What is our primary use case?
As a managed service provider with VMware, we offer virtual desktops to our customers. We support around 80+ customers, some use VMware, some use Hyper-V... it varies. In total, we support around one million virtual desktops.
My role as an enterprise architect is to provide solutions to these diverse customers.
How has it helped my organization?
From a VMware perspective, we use SRM, or Site Recovery Manager, for disaster recovery. SRM has an automated recovery process, which reduces the need for manual intervention during a disaster. This minimizes downtime and ensures faster recovery times.
The automation of failover and failback processes. is key. During a disaster or planned migration, SRM automates the failover process to the recovery site. It coordinates the shutdown of virtual machines on the protected site and powers on corresponding VMs on the recovery side.
This automation is crucial because it may involve hundreds of VMs that can't fail over all at once. SRM follows a specific procedure, ensuring that virtual machines are recovered in the correct order according to a predefined recovery plan. This minimizes downtime and ensures complete recovery.
Additionally, after a disaster or migration event has been resolved, SRM automates the failback process. This allows you to return virtual machines and data to the original production site.
What is most valuable?
Automated recovery is one good feature, SRM also offers simplified management. It has a centralized interface for configuring, testing, and executing disaster recovery plans across multiple sites. This means management from a single point, even for many sites.
Recovery plans can be different for customers. So, another important feature is the policy-based protection within SRM. Recovery plans can be customized based on business requirements, including Recovery Point Objectives (RPO) and Recovery Time Objectives (RTO). These objectives might differ between industries – healthcare might need a more aggressive RPO, for instance.

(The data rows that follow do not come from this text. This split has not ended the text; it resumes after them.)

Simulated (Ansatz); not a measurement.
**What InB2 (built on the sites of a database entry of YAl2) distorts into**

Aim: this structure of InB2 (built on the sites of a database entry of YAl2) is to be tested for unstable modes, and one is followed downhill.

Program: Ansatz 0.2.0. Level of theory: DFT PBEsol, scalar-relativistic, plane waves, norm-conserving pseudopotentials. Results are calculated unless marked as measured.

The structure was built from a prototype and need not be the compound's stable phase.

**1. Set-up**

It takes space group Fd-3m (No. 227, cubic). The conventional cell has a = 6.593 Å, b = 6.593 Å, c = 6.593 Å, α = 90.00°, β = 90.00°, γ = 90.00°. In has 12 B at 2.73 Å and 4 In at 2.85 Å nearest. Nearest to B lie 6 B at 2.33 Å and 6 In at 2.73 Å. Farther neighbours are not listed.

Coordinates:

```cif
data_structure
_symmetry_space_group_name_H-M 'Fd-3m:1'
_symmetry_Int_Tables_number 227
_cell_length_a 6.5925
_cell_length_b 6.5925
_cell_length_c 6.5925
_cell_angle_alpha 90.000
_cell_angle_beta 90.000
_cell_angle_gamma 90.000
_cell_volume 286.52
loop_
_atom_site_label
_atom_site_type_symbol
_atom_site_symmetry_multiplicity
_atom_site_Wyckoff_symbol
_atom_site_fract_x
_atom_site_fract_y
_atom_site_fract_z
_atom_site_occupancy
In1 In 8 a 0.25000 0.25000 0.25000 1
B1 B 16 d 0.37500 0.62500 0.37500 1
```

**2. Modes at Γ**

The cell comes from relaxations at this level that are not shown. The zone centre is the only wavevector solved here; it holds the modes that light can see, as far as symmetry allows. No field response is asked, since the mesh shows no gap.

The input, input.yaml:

Additionally, SRM offers failback capabilities and reporting features for compliance.
What needs improvement?
While there are no major drawbacks, some potential improvements could address complexities in implementing and maintaining SRM.
The cost can be significant, and there's a resource overhead – meaning SRM consumes resources on both protected and recovery sites.
Additionally, it has a lot of dependencies on VMware infrastructure, and testing can be complex. Testing often requires extensive approval at the organizational level.
Finally, sufficient bandwidth is crucial, failover things are purely dependent on the bandwidth availability, so network limitations can impact performance.
For how long have I used the solution?
I have been using it for 15+ years.
What do I think about the stability of the solution?
One needs to consider the factors contributing to stability. Firstly, it's a mature technology with a robust architecture. It integrates seamlessly with hypervisor APIs.
Additionally, there's certified compatibility for the product. Hardware and software vendors ensure certification for compatibility with VMware.
Furthermore, VMware consistently releases updates, security patches, and enhancements, addressing vulnerabilities and improving capabilities. The extensive support, documentation, and active VMware community all contribute to the solution's ecosystem. Overall, I consider VMware SRM a stable product.
What do I think about the scalability of the solution?
The product is scalable. As a market leader, I don't anticipate challenges with its scaling capabilities.
How are customer service and support?
We handle the support. Our company handles support internally, but we do raise tickets directly with vendors when needed. VMware's support is good.
They have extensive pre-defined documentation that resolves roughly 80% of issues, providing solutions readily available to most customers.
How would you rate customer service and support?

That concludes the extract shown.